I believe this is a bug in clang++ related to the access to a class's public member function

Question

The following doesn't compile in clang:

#include <iostream>

void f() { std::cout << "f()\n"; }

struct S {
    typedef void(*p)();
    operator p() { return f; }
};

int main()
{
    S s;
    s.operator p()();
}

Yields:

main.cpp:13:16: error: unknown type name 'p'; did you mean 'S::p'?
    s.operator p()();
               ^
               S::p

main.cpp:6:19: note: 'S::p' declared here
    typedef void(*p)();
                  ^

But it should, as the expression s.operator p()() accesses a public member function of the object S::s. Am I missing something?

If I'm wrong, I would appreciate a quote from the Standard supporting the answer.

Answer 1

This appears to be a bug in Clang. I believe the code is correct.

Clang 4.0.0 reports:

<source>:13:16: error: unknown type name 'p'; did you mean 'S::p'?
    s.operator p()();
           ^

However, from C++14 3.4.5/7 [basic.lookup.classref]

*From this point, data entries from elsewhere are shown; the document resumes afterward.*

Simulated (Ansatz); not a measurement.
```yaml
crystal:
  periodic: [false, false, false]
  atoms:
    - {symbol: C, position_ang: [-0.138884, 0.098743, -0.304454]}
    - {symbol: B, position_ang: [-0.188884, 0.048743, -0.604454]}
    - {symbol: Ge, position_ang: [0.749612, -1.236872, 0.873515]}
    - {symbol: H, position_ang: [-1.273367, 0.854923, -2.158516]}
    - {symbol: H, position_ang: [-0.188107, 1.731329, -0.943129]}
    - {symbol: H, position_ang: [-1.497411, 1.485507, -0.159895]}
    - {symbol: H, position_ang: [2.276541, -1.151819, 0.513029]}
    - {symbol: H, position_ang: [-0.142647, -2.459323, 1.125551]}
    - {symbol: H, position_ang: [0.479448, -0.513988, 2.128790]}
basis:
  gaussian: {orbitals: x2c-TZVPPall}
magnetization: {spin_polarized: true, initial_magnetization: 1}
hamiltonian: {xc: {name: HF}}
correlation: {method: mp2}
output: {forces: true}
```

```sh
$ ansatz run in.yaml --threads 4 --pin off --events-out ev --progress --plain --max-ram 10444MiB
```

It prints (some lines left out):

If the id-expression is a conversion-function-id, its conversion-type-id is first looked up in the class of the object expression and the name, if found, is used. Otherwise it is looked up in the context of the entire postfix-expression. In each of these lookups, only names that denote types or templates whose specializations are types are considered.

[ Example:

struct A { };
namespace N {
struct A {
    void g() { }
    template <class T> operator T();
};
}


int main() {
    N::A a;
    a.operator A();
       // calls N::A::operator N::A
}

— end example ]

In your example, the type p should have been found in the class without requiring qualification.